Why Halloween is bad for Mothers’ Morale

It should be called “Hallow….eend of your diet.

It starts with that pumpkin spice latte from Starbucks.  It always is available way too early, when I am still wearing flip-flops and I am not ready for it.

But then one day instead of getting my usual regular coffee with low-fat milk and no sugar, I will cave and get this frothy, creamy pumpkin delight.

And then I will be super organized and efficient so I will buy this a couple of weeks ahead of time, you know in case the store runs out of candy….


And since I can plainly see that each pack only has 50-80 calories, I will dream of the little delicious Twix bars.  I will think of them when the kids go to bed and I am catching up on my television shows. I will ultimately open the bag and just eat one! two,  mostly all of the Twixes….

I just end up hoping there won’t be too many trick or treaters.  By the time Halloween rolls around I have significantly depleted the candy supply, but cannot risk buying another bag, because I cannot be trusted.

And then there is always the candy that comes home after Halloween!

There’s no way I can stare at a bowl filled with Reese’s Peanut Butter Cups and Kit-Kats and not dabble. (I am helping the children to not get too fat and cavity-ridden!)

Ultimately, I deplete the shit out of that candy too….The kids catch on eventually.  There’s usually that one morning when I have to tell them that I ate a lot of their candy.



As if this whole candy situation isn’t enough to make me feel bad about myself – there is the costume part of the holiday that can be really bad for morale as well.

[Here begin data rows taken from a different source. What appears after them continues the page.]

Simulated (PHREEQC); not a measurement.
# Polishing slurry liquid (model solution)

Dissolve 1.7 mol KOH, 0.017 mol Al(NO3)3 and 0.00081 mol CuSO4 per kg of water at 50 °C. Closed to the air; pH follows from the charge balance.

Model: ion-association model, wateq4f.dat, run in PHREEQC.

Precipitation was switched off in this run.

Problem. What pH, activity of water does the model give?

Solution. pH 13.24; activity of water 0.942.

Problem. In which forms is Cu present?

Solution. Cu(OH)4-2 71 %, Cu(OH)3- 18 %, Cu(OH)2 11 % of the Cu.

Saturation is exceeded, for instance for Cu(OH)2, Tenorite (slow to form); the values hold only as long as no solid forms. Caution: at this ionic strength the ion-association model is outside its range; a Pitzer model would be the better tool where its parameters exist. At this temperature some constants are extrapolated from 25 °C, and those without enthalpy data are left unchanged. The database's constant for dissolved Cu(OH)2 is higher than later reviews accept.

You think when you have children that you will kind of be in charge of things like costume choices for them, but it rarely works out that way.

A pregnant woman recently told me that she already had a plan for Halloween for her unborn child.

“I’m going to be Dorothy, and the baby will be a lion and then I will have a fake Toto in a basket!” she said excitedly, “It will be so cute! I saw it on Pinterest!”

I just nodded in my head in agreement while thinking about just how clueless she was, and how devastated she will be when life with baby isn’t just how Pinterest portrays it to be.

Young mothers envisioning how fun and cute it will be to put their baby into some adorable costume will find themselves, swearing and sweating as they try to twist and turn their bundle of joy into a small uncomfortable torture device  straightjacket  costume.

And even when you get the kid into said costume, if you think he’s going to just like sit on your couch happily like this……

You're wrong....
You’re wrong….

When Sam was 3 years old, Mr. Gaga at some point played “Born in the USA” in his presence and he became obsessed with Bruce Springsteen.  We had to play “Born in the USA” over and over again.  We showed him live footage of “The Boss” and he would watch mesmerized.

Looking back it was a little creepy.

That year a friend was kind enough to give me a $50 Lightening McQueen costume for Sam.  Not having to waste money on a costume for a 3-year-old was a major score and the costume was a beautiful nice quality piece from the Disney Store.

I showed Sam the costume and told him he would be Lightening McQueen for Halloween.  Both boys were in a “Cars” phase anyways – so he agreed wholeheartedly.  He seemed excited about the costume and whenever people asked him about his costume, he would happily tell them he was going to be “Lightening McQueen.”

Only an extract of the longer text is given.